Heavy bouts of rain may have frequently punctuated Mars' early climate, as evidenced by the complex network of valleys slithering their way through the Martian ground.

New findings by a team of researchers show that the deep channels on the surface of the Red Planet may have been carved into place by rainfall nearly 4 billion years ago.

The research draws upon earlier studies done on similar geographic structures on Earth that show the terrestrial channels were caused by huge streams of rainwater.

Channel Networks On Mars

Scientists have long known that Mars harbors an intricate web of deep valleys, some going as wide as 12 miles and plunging almost as deep as 3,000 feet. These valleys branch out from each other, much like the tributaries of a great river splitting off from the main channel.

The discovery led experts to assume that Mars must have had enough water to sculpt the valleys into the Martian soil. However, where the water that created these channels came from has remained a mystery.

Some theories point to a large body of water, such as a lake, that must have been there once while others believe it could be water emerging from the ground. Yet other scientists think it could be from the melting ice on Martian highlands caused by heat coming from the volcanoes.

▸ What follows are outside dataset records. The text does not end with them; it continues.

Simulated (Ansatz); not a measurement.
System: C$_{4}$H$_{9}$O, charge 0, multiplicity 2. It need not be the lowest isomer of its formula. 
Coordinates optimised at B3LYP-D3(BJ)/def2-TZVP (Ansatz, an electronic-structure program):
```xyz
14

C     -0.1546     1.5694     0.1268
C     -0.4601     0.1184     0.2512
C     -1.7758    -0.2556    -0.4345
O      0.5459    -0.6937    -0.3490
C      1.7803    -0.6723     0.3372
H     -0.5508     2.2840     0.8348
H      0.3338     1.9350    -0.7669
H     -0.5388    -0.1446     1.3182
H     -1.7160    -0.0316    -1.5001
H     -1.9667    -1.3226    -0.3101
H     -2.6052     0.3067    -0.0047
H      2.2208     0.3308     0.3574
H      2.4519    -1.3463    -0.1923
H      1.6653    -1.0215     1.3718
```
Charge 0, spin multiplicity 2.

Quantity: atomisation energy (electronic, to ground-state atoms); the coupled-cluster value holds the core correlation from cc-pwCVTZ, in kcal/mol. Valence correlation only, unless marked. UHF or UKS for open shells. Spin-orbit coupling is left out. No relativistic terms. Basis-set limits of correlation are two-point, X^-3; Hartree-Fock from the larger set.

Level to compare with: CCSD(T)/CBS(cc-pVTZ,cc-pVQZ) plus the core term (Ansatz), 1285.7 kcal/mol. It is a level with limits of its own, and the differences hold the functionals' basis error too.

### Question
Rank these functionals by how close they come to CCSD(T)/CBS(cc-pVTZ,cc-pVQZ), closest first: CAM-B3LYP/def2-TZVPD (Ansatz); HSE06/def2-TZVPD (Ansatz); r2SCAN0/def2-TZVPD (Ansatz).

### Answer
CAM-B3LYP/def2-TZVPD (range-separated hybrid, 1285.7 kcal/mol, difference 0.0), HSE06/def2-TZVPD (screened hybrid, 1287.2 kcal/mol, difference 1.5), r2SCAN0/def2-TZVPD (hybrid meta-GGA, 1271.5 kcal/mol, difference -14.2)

A team of researchers from ETH Zurich and the University of Chicago says heavy rain that fell in huge spells 3.6 to 3.8 billion years ago created the channel networks.

Rainfall On Mars

In a new study published on the open-access website Science Advances, the researchers used similar structures on Earth as a model for examining the network of branching valleys on Mars.

By looking at two datasets collected by other researchers investigating the Martian valleys, the researchers were able to conclude that the dryness of a region provides a lot of clues as to what created the channels The angle at which the tributaries split off from each other was also significant.

In places with a harsh dry climate, such as the deserts of Arizona, the researchers found that the networks of valleys were caused by rainwater sculpting waterways into the ground. The branches in these channels are marked by a low angle.

On the other hand, valley networks caused by water seeping from the ground, such as those in Florida, have wider angles between their branches.

The channel networks on Mars resemble the narrow-angled valleys on Earth, which means they must have been made by rainwater creating paths in the ground for it to flow through.

The findings led the scientists to conclude that there must have been a significant amount of rain that fell on Martian soil in the planet's early days. They also assume that Mars may have had an atmosphere far denser than it is today.

"Recent research shows that there must have been much more water on Mars than previously assumed," says physicist Hansjörg Seybold, lead author of the study.

As heavy rainfall pummeled the surface of the planet, the increasing amounts of rainwater cut deeper into the ground to reach the channels' current depths.

Mars Must Have An Active Water Cycle

The study also presupposes that Mars must have had a very active water cycle. One theory is that one-third of the entire area of Mars was covered by a large body of water.

Heat being spewed by active volcanoes located near the theoretical Martian ocean caused large amounts of water to turn into a vapor that later fell to the ground as rain.

Of course, this also raises the question: Where has all that water gone?

"It's likely that most of it evaporated into space," says Seybold. "But it could still be found in the vicinity of Mars."